Studying: Bachelor of Arts (Games and Interactivity)

Shedding some light on Earthlight

In an office just around the corner from Swinburne sits a team of game designers who have just returned from NASA.

Opaque Media are the creative minds behind Australia's new virtual reality game, Earthlight .

Emre Deniz, a swinburne Bachelor of Arts (Games and Interactivity) graduate has been keeping busy as the game's designer creative lead.

Earthlight is a virtual reality game that takes players through the training of a NASA astronaut, and then sends them out on missions at the International Space Station (ISS).

"Earthlight puts the player through the journey of what it takes to be an astronaut. We want to create modules that have a perfect balance between game play and experience," says Emre.

"A lot of the skills you learn are translated skills from astronauts, because NASA actually uses virtual reality to train their astronauts."

Visiting NASA

The game has had so much hype the team were personally contacted by NASA and invited to tour the Johnson Space Center — a first for any Australian game designers.

"It was weird seeing private messages on my Reddit from NASA. We were invited to basically do a production tour and speak to staff. We learnt about missions and protocols, spoke with astronauts and got very intricate details such as the jingling sound of tools on a space suit," says Emre.

Although the visit allowed the team to get to the nitty gritty for the game, Emre believes the experience was something profound on a personal level.

"It's a form of validation for my work. As a game developer, seeing a simple idea send you walking through the ISS mock up at the Johnson Space Centre, makes your feel like your work ash value. No amount of money can get you that experience."

Changes of virtual reality

Virtual reality has some risks and the guys are doing all they can to combat these.

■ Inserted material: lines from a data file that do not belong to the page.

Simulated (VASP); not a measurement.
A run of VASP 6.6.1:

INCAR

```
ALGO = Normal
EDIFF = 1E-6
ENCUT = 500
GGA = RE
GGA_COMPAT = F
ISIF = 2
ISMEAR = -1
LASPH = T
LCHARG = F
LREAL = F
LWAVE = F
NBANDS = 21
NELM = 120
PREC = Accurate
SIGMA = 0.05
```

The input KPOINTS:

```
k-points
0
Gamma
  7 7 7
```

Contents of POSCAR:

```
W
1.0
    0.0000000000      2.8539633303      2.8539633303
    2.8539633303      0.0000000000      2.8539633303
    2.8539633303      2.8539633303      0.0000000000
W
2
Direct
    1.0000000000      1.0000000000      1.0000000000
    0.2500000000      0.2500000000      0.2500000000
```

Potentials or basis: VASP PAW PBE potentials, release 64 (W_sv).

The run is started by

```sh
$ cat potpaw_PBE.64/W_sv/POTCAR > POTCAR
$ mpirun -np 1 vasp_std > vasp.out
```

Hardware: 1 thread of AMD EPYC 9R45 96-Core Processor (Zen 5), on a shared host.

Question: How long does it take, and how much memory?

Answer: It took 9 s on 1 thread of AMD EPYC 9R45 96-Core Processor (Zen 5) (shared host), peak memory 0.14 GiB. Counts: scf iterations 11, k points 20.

"Things like motion sickness can be controlled by frame rates, at 60 frames per second (fps) or lower, this is where motion sickness kicks in. We keep all our games at around 90 fps," says Emre.

Emre understand this is a make or break time for games that involve virtual reality.

"Virtual reality is essentially either at risk of becoming an industry bubble or it's going to be a substantial shift int he way we view and play games. It can go either way, but virtual reality is definitely here to stay."